Module 0303: "Compiling" control structure to TTPASM

About this module

Purpose of this module

This module contains the instructions to convert a C program into assembly language code in a step-by-step manner. While this module is not intended for people who want to write compilers, it is certainly useful for that purpose.

C control structures

This section introduces simple transformations that turn regular C code into C code that has no control structures except for “conditional goto” constructs.

Condition statements

First, it is important to understand the C syntax of conditional statements without braces.

if (a<b)
  a++;
  b--;

The above code is actually the same as the following code.

if (a<b)
{
  a++;
}
b--;

This is because, after the parenthesized condition, C++ expects a single statement to specify the then-statement. a++;, by itself, is a statement. After the then-statement, there are two alternatives.

Block statements (braces {}) are highly recommended in normal C++ coding because of this. However, in the context of this module, the intention is “flattening” the structured code. As a result, the intention is to get rid of block statements one step at a time.

if (c)
{
  blk1; // blk1 is a placeholder for the then-statement
}
else
{
  blk2; // blk2 is a placeholder for the else-statement
}

Translates to

if (!c) goto L1;
  blk1;
  goto L2;
L1:
  blk2;
L2:

If there is no else, then

if (c)
{
  blk1;
}

translates to

if (!c) goto L1;
  blk1;
L1:

This is because the following code optimizes to no code:

goto L2;
L2:

Pre-checking loop

while (c)
{
   blk1; // blk1 is a placeholder for the code in repetition
}

Translates to

L1:
  if (!c) goto L2;
  blk1;
goto L1;
L2:

Post-checking loop

do
{
  blk1; // blk1 is a placeholder for the code in repetition
}
while (c);

Translates to

L1:
  blk1;
if (c) goto L1;

Conditional goto and boolean operators

From the previous section, if a condition involves negation (not), disjunction (or) or conjunction (and), we must first take care of those operators. This section discusses how those operators, while used in conditional goto statements, can be transformed.

not

if (!c) goto L1;

Transforms to

if (c) goto L2;
goto L1;
L2:

or

if (c || d) goto L1;

becomes

if (c) goto L1;
if (d) goto L1;

and

if (c && d) goto L1;

becomes

if (!c) goto L2;
if (d) goto L1;
L2:

Simple reductions

Although the transformations will work in all cases, they are not always necessary.

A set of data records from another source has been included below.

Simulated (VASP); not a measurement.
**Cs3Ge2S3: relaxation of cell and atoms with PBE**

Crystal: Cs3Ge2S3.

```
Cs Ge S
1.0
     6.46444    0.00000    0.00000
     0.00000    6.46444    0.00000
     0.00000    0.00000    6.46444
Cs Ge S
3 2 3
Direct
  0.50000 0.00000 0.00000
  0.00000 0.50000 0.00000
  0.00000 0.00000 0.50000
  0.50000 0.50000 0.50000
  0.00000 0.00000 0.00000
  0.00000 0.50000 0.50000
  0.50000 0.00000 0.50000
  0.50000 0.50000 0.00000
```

For example, !(x >= y) is (x < y).

Also, (x < y) || (x > y) is (x != y).

Using algebra to reduce boolean operators saves a bit of control structure transformations, and can lead to more efficient code.

Comparisons

With the previous sections, regular C control structures are reduced to conditional goto statements that do not use any boolean operators. This means that the conditional goto statements must only contain comparison operators.

Because the toy processor can only confirm “less than” and “equal to” using a single instruction, we need to translate all comparison operators to these two operators (with the help of some logical operators):

General compare

if (x r y) goto L1;

is a generalized conditional goto statement. x r y is the abstraction of x is r y. In an actual program, x is an expression, r is a comparison operator (the toy processor is confined to equal-to and less-than), and y is another expression.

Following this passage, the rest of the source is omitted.